NVIDIA Fermi: Architecture discussion

tesselation

Just a question about tesselation to clear things out.:oops:
As GF100 should be heavy tesselation oriented. The main advatage of teselation is that it can increase geometry complexity (and controling it) without taking place and bandwith from offchip memory. So the final result should be near same as u would put a real 1M poly model in the scene but with all its cons too.
The domain shader calculates the final vertex positions and its passing it to geometry shader.
And now here comes my question :rolleyes:
The whole thing behind geometry is solved now but doesnt this thing increase heavyli shading/lightning that depends on the new geometry ? Or things like multisampling on the new finer edges ?
Without deffered rendering too many lights on heavy tesselated scene and u are done not :LOL: ?
So the question is : could tesselation be limited more by raw shader troughput with advanced real time lightning,shadows (and other efects that need the new geometry) than setup rate :?: (i mean realy heavy tesselation like in heaven engine)
 
Though it is highly subjective, it would also mean that as resolutions increase dramatically (5760x1200) and pixels (pitch) remains the same, the need for higher levels of AA decreases.

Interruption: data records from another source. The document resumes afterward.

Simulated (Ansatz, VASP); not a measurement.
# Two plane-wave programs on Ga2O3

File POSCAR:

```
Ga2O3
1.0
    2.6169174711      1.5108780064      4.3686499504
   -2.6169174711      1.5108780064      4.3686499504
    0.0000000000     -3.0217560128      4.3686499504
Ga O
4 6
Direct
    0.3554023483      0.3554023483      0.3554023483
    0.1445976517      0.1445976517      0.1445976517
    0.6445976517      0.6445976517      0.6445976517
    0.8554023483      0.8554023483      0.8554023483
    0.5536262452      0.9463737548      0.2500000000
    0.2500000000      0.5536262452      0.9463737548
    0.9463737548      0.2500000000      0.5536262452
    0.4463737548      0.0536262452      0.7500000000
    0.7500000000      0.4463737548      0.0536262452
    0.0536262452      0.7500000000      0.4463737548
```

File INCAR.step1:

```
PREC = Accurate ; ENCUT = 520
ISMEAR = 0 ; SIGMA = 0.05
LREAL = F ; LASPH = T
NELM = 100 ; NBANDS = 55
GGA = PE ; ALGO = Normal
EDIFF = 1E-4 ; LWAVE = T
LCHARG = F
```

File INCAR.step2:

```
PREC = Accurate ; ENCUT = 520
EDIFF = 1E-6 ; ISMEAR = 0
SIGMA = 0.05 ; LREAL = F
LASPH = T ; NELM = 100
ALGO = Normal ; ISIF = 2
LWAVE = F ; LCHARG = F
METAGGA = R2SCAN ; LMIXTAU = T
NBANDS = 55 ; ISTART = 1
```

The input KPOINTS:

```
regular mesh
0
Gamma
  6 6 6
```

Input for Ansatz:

Here's a quote from a metro 2033 exec:

games.on.net: Speaking of which, what frame rate are you targeting on the 360?

Olez: The 360 is always running at thirty. We try to run at 30 as well for PC, maybe a bit more because of v-synch.

I'm not talking about pixel pitch, I'm talking about the kind of performance developers will target with new engines/games. Each pixel is going to get more expensive. He didn't specify which resolution or hardware they're targeting for 30fps but it most certainly isn't going to be 5760x1200 on a single GPU.
 
A shame devs target lowish fps, instead of as high as possible. Over the years, gameplay has become more in sync with lower frame-rates.
 
Chasing DP in GPUs is not very efective. I would rather say that both nvidia/ati could make pure compute chips with full DP and without the GPU pipeline bloat.:rolleyes:
For the same transistor budget they could be monster DP chips. And the costs would come back very fast with profesional hardware margins.
Actually they are monster DP chips :D. At least for the right problems, but that is always an issue with GPGPU.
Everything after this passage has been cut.